What is it about the airline industry that makes an entrepreneur's heart go of a flutter? Few people outside Houston ever grow up dreaming that they will one day start an oil company - though take note if your kid asks what the per-barrel price of East Texas crude will be when he's 21!

But running an airline is another thing altogether.

In the US dreams can become reality if one has the skill and money to back an operating plan. But of the hundreds of applications that the DOT receives for new start- ups, only a few actually make it into business. The others - with names like Family Airlines, Air 21 and Starship - are long on hope and short on practicality.

A prospectus for American Dream Airlines, for example, was recently mailed out by its Boston-based founder, who proposes transcontinental and transpacific services using Airbus widebody aircraft. The founder, who worked in the airline catering business, says certain details have yet to be worked out. Accessing Tokyo, for instance, may be difficult because 40 established airlines are in line to get into Narita airport, probably the most restrictive in the world.
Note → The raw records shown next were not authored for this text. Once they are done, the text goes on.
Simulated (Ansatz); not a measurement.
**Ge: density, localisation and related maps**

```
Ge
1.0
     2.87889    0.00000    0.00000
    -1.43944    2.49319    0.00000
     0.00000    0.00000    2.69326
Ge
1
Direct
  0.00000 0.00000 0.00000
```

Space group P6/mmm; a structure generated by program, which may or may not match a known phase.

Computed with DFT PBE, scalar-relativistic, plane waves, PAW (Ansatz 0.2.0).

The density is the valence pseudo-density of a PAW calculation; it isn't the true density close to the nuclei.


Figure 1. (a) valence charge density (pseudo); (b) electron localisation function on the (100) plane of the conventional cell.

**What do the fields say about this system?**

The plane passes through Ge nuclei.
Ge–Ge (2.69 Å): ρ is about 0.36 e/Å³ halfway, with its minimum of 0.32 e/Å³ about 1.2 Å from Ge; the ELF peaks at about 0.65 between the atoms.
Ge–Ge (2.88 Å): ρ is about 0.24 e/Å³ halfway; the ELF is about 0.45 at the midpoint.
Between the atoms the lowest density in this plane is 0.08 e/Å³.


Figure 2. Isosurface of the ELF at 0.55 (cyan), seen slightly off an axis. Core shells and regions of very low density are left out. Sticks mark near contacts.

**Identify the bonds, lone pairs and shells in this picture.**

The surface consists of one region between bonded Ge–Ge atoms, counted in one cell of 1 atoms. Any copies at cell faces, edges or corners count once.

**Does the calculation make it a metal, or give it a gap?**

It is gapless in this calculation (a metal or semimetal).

One should not be so arrogant as to dismiss anyone's vision out of hand, of course. After all, when the founders of the Atlanta-based startup carrier ValuJet first applied for an operator's licence, their application was summarily laughed out of DOT's certification office. It was a charter back then, but subsequently was remoulded into a scheduled carrier, certified, and after two years of operation has become the US's most profitable carrier relative to its size and revenues.